Parliament: New Bill raises maximum fines for errant real estate agencies and property agents, further empowers CEA

The fine increase will now correspond better to the higher commissions real estate agencies can potentially earn compared to individual property agents.
The fine increase will now correspond better to the higher commissions real estate agencies can potentially earn compared to individual property agents.PHOTO: ST FILE

SINGAPORE - Errant real estate agencies and property agents will face higher maximum fines of $200,000 and $100,000 per case respectively for breaching industry guidelines under a Bill passed in Parliament on Tuesday (May 5).

The maximum fine for both real estate agencies and property agents was previously capped at $75,000 per case.

The announced maximum fine increase for real estate agencies will now correspond better to the higher commissions that they can potentially earn compared to individual property agents, said Minister of State for National Development Zaqy Mohamad.

The same principle applies to the new maximum fine for property agents, who generally earn lower commissions than real estate agencies, he added during the second reading of the Estate Agents (Amendments) Bill on Tuesday.

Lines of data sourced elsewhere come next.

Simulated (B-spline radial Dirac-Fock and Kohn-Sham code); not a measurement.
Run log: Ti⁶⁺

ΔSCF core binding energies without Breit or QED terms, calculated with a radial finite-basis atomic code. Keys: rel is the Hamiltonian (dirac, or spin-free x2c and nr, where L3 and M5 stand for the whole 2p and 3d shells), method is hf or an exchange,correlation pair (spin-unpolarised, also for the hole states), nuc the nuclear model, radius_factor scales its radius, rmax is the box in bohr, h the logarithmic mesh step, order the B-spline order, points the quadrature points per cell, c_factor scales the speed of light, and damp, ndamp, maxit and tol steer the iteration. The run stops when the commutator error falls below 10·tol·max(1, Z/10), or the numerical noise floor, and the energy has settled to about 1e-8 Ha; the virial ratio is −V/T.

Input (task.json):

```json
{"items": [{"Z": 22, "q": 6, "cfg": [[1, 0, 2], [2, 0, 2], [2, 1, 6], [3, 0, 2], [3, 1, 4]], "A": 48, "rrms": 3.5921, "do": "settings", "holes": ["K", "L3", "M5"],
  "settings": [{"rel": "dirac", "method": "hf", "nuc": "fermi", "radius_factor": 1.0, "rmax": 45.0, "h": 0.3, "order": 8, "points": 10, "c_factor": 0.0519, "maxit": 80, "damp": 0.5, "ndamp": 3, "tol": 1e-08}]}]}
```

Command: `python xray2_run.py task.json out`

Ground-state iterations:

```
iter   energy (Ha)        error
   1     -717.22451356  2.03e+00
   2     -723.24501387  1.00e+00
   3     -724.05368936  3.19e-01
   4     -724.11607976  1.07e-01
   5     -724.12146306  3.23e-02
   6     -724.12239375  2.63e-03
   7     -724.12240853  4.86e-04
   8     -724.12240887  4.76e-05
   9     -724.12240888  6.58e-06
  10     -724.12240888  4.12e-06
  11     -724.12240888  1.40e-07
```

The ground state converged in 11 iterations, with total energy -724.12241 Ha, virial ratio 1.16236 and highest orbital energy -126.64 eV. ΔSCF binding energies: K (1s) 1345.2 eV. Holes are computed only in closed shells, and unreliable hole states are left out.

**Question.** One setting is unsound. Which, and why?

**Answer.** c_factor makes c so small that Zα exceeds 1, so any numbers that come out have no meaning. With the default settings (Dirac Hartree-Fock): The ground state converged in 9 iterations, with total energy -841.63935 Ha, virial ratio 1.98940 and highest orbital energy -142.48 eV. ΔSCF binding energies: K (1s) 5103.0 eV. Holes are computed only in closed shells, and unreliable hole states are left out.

The Bill also legally obliges real estate agencies and property agents to prevent money laundering and terrorism financing through the sale of properties, as recommended by the Financial Action Task Force, an inter-governmental body.

This development comes after more than $27 million in criminal proceeds from one of China's biggest Ponzi schemes was seized by the Singapore Police Force (SPF) in 2016, when the monies were transferred here for a planned purchase of a $23.8 million Sentosa Cove bungalow.

The purchase fell through when one of the Ponzi scheme's key accomplices was arrested in China.

"While investigations did not reveal any local parties being involved, the SPF successfully prosecuted the real estate salesperson and conveyancing lawyer involved in the planned property purchase," said Mr Zaqy on Tuesday.

"Both of them knew that their client, the bungalow buyer, had been arrested in China for involvement in the Ponzi scheme. Clearly, both did not fulfil their obligations to lodge Suspicious Transaction Reports with the police."

The Bill also requires the real estate industry to conduct due diligence checks on their customers and report any dubious transactions to the Suspicious Transaction Reporting Office.

 
 

Real estate companies will also have to keep records of these due diligence checks, which may be inspected by the Council for Estate Agencies (CEA).

The Bill also empowers the CEA to fine errant real estate agencies and property agents up to $5,000, without having to refer them to a disciplinary committee.

The CEA will also be given powers to censure the offending agencies and agents and publish the censure on the public register.

Previously, the CEA could either issue a letter of advice or in more serious cases, refer the agency or agent to a disciplinary committee, which could fine the offender and revoke, suspend or impose conditions on an agency's licence or a property agent's registration.

However, such disciplinary proceedings can be resource-intensive, said Mr Zaqy.

The other option of issuing a letter of advice also has "limited deterrent and punitive effect", said Mr Zaqy.

 
 

The Bill will also enhance the investigative powers of the CEA, such as requiring a person to give statements and provide documents to a CEA inspector.

It will also be an offence to give false or misleading information to the inspector or to refuse to comply with the requirements.